In recent years, questions of ecology have ceased to be a subject related only to science or production technologies, but have advanced to the rank of the most crucial social and political themes. Despite the fact that ecological issues have been well known, the realization of the critical importance of their study emerged only in the early 1970s, when UNESCO instituted a special program titled The Human Being and the Biosphere. It is interesting to note that artists have realized, much earlier than scientists and politicians did, the global nature of the problems of ecology, and its direct connection not only with the biosphere, but also directly with culture, ethics and art.

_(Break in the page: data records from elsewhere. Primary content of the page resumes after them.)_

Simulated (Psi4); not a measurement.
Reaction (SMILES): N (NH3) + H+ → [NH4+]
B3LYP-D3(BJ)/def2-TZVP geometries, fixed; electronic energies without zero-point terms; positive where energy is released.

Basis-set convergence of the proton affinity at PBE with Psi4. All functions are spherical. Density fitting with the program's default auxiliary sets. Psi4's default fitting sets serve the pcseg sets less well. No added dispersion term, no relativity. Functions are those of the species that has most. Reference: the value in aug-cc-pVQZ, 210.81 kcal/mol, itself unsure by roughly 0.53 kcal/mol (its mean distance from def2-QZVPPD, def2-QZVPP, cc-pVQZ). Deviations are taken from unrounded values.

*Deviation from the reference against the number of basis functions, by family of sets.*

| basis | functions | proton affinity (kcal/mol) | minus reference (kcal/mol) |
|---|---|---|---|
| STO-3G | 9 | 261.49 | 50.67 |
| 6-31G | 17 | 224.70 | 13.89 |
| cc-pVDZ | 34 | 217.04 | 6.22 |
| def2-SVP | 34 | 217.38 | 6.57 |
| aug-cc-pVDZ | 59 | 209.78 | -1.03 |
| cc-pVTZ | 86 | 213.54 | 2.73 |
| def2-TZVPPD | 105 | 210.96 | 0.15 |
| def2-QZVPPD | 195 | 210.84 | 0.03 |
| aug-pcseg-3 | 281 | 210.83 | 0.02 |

In the 1960s, the “father of acoustic ecology” Raymond Murray Schafer wrote his work The New Sound Landscape, followed by a second work, “The Tuning of the World”, which are becoming a theoretical foundation for the creation of “compositions for the natural medium”. The selfsame Shafer also became one of the initiators of adopting a law against noise pollution. In the 1960s, John Cage declares in one of his essays: “Music as I conceive it is ecological. You could go further and say that it IS ecology” (Cage. For the Birds). The composer did not make any distinctions between nature and culture, sound and space, instrumental (or vocal) sound and noise. Back in the 1960s Luc Ferrari began working on his Hétérozygote, a composition for magnetic tape in which the sounds of the external environment are used for the creation of musical dramaturgy. Finally, his composition Le lever de jour au bord de la mer (1970), which has become a classic of the genre, constructes entirely by means of montage of fragments of tape recording made by the composer during the course of an entire day on a beach.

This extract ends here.